For, the origins of that crucial flaw had been there in Reasoning ever since the Intellectual Revolution in Ancient Greece, which occurred as an inevitable-consequence of the Neolithic Revolution some thousands of years earlier. What finally occurred was the beginnings of conceptual Abstractions, first in Geometrical Forms, and then in Mathematics in general, which was so productive in those idealised realms, that they were extended to Reasoning in Formal Logic too.

But, those original and highly-productive contexts were NOT about Reality-as-is, but, always, about stable-concepts-alone: where things didn't change qualitatively. And, though not originally overtly stated, such a stance was later found to conform exactly to The Principle of Plurality, wherein qualitative changes were prohibited, and entities, concepts and even Laws were considered to be fixed- it was also where the idea of eternal Natural Laws came from later in Science!

Now, this chosen trajectory colours the subsequent use of words like "rational" - for it usually implies a dependable mode of reasoning, which Formal Logic never delivers outside of Stabilities. And, in the same way, reference to eternal Laws, and even Truth has to be undermined if used loosely too.


It's not Marxism!

And, I must take issue with the "Broad Church" definition of "Marxism": for Marx's contribution was initially philosophical, and carried over Hegel's Dialectical Logic entirely, but into a strictly Materialist stance. And, thereafter, he began to apply it to his own specialist discipline of History, where he was able to explain prior Social Revolutions in terms of Crises in Stable Social Forms, progressing into total, general collapses, and subsequent creative construction of wholly new Social Stabilities. 

Marx developed Dialectics as the a more reliable way to deal with all qualitative changes , in particular with all situations in crisis, and at every possible Level.

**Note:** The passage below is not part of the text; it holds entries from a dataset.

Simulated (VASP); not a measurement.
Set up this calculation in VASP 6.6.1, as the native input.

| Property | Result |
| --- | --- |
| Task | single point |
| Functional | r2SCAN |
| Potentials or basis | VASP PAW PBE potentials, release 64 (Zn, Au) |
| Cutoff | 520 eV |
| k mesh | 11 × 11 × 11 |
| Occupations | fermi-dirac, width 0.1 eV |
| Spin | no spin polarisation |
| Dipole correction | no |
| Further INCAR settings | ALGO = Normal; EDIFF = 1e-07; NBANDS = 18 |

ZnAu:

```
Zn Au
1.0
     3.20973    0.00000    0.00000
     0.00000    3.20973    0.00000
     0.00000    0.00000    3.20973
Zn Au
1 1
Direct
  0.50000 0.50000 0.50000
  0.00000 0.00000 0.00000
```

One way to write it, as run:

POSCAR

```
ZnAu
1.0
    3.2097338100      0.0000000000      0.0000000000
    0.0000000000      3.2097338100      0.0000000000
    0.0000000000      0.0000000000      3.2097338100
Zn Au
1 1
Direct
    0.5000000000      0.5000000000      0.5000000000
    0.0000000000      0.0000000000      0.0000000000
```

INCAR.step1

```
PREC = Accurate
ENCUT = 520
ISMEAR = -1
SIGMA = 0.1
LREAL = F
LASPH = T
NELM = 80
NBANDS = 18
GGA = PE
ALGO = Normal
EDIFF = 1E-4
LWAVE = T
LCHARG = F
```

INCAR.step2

Now, Sheehan calls it, "A story with its dark side, with retrogressive episodes, unscrupulous characters, hasty and ill-conceived projects, and superficial solutions, sometimes with dire consequences" - does this sound remotely like those involved applying Marx's Dialectics to currently happening situations?

Of course not! And such people were not Marxists, at all!

Sheehan is actually talking about the Stalinist bureaucrats, who drove the real Marxists out, or executed them as traitors, or even had them assassinated abroad. These perpetrators were trenchant enemies of Marxism who appropriated its name - and they were strong defenders of their accrued privileges and power.

Not every supporter of the Revolution, or even every member of the Bolshevik Party were Marxists, and the Civil War with the Whites, and the many armies of intervention, as well as the economic blockade inflicted upon the first Socialist State, would, and indeed did, distort the ways and the means of those running the new state. The bureaucracy became a reflection of these external forces from the capitalist states. and imposed "solutions" upon their own population, whether they liked or understood it or not!

The Marxism of Marx, or even that of Lenin was driven out by this bureaucracy, and the people's support for "Their Socialist State" was constantly eroded.

To explain all this, also required a trenchant criticism of State Ownership merely replacing Capitalist Ownership, with little or no Worker's Control of their places of work. And the same set-ups, but worse, were imposed upon the subject peoples of Royalist Russia, and the USSR's enlarged "Empire" too!





Nope. "Bad apples in the barrel" is not a Marxist analysis!

And, the many "complexities", of which Sheehan complained, were actually due to diverse pragmatic solutions isolating the Soviet Union from the efforts of the Capitalist World to destroy it. Such a struggle could have been the means of raising the Soviet People's Marxist consciousness, but, that was never the policy of the Bureaucracy.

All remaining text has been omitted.